385

Case No. 15,401.

26FED.CAS.—25

UNITED STATES v. HOWARD.

[11 Int. Rev. Rec. 119.]

District Court, W. D. Missouri.

1870.

INTERNAL REVENUE—DISTILLER'S TAX—WHO ARE DISTILLERS.

[It is not only the person or persons who carry on the actual work of manufacturing distilled spirits, but all persons having an interest in the business, or directly aiding in the production of spirits, for their use or benefit, who are considered distillers under the internal revenue law, and amenable to its provisions.]

[This was an indictment against Francis C. Howard for an alleged violation of internal revenue laws.]

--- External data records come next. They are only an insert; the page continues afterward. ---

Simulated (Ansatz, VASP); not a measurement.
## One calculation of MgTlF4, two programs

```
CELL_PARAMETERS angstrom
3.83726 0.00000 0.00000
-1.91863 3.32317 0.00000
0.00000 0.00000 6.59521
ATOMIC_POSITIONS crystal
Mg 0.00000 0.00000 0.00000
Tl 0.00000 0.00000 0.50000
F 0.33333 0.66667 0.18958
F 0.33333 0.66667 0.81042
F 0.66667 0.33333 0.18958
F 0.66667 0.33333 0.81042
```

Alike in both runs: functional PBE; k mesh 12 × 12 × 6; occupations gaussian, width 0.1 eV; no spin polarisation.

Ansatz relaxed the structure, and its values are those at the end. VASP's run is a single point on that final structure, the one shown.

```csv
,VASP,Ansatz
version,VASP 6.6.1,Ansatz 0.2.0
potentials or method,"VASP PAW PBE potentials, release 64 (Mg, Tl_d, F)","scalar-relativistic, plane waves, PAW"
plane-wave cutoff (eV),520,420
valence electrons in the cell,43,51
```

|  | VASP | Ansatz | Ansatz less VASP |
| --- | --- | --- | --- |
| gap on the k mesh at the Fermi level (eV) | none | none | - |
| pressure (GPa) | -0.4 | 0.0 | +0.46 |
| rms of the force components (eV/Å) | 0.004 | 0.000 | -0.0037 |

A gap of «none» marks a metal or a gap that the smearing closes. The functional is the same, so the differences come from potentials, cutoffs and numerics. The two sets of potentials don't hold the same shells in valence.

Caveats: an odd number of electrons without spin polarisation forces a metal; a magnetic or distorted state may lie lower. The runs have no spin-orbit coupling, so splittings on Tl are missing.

THE COURT charged the jury:

The defendant, Francis C. Howard, in the first count of the indictment is charged with being, on the 15th day of January, 1869, a distiller, having his place of business in Christian county, in the Western district of Missouri; and that, as such distiller, he had failed to pay the special tax required under the revenue law. It is not pretended that he paid the tax, or that he intended to pay it, but it is denied that he had anything whatever to do with the distillery under consideration, by which he became liable to a tax or “a prosecution. The United States charges the defendant with being a distiller and with having failed to comply with the law applicable to that business. Under the indictment it is the duty of the government to satisfy your minds that the charges made are true. It is not necessary, for the purpose of this case, to define what a distiller is, for under the evidence there can be no question as to there being a distillery carried on, and consequently there must have been one or more distillers. It is not only the person or persons who carry on the actual work of manufacturing distilled spirits, but all persons having an interest in the business of distilling, or directly aiding the production of spirits for their use or benefit, who are considered distillers under the law, and are subject to and amenable to its provisions. It is not necessary that the time should be proven as alleged in the indictment. If the offence has been committed (say for the purposes of this case) within one year prior to the finding of the indictment, the law is satisfied. The allegation that the offence, if any, was committed in Christian county, is satisfied by showing that it was in the Western district of Missouri.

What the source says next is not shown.